Here is an abstract of this problem:
Assume we have two models named Encoder and Decoder respectively, where Encoder is like:
class Encoder: def __init__(self, n, dim): self.embedding_A = nn.Embedding(n, dim) # create an embedding matrix with shape (n, dim) def forward(self): out_embeddings = .... # do something with self.embedding_A, and get a new matrix with same shape return out_embeddings
while the Decoder has a format:
class Decoder: def __init__(self, n, dim): self.embedding_B = nn.Embedding(n, dim) # same shape as Encoder's output def forward(self): # do something with its self.embedding_B and return a loss for backward
now I want the Decoder’s self.embedding_B to take the output of Encoder (i.e., the out_embeddings), then make an end-to-end optimization from Decoder’s output to Encoder’s self.embedding_A.
I know an easy way is changing the codes and directly using Encoder’s result as an input of Decoder.forward(). However, my Decoder model is too complex, making such a change is difficult.

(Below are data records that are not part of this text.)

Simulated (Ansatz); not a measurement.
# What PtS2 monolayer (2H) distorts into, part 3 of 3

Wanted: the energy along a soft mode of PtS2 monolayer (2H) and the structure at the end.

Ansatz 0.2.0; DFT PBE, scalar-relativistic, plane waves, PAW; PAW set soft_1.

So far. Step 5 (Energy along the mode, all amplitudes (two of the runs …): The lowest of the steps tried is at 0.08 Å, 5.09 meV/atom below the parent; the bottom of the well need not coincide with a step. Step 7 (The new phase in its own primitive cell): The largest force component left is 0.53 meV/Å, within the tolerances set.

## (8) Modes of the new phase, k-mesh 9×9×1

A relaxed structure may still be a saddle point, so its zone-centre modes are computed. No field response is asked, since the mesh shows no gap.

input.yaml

Is there a possible way to load Encoder’s output (i.e., the out_embeddings) into Decoder’s self.embedding_B and chain two models together? In this way, the backward optimization is expected to start with Decoder’s output, go back to the self.embedding_B, then goes further back to optimize Encoder’s self.embedding_A
I have tried using some codes like
# *encoder* is an instance of class *Encoder* # *decoder* is an instance of class *Decoder* out_embedings = encoder(...) decoder.embeddings_B.data = out_embeddings.data # my 1st try decoder.embeddings_B = nn.Parameters(out_embeddings) # my 2nd try
but both cannot make the back-optimization reach to encoder.embedding_A. Are there any ways to do that by this direct assigning?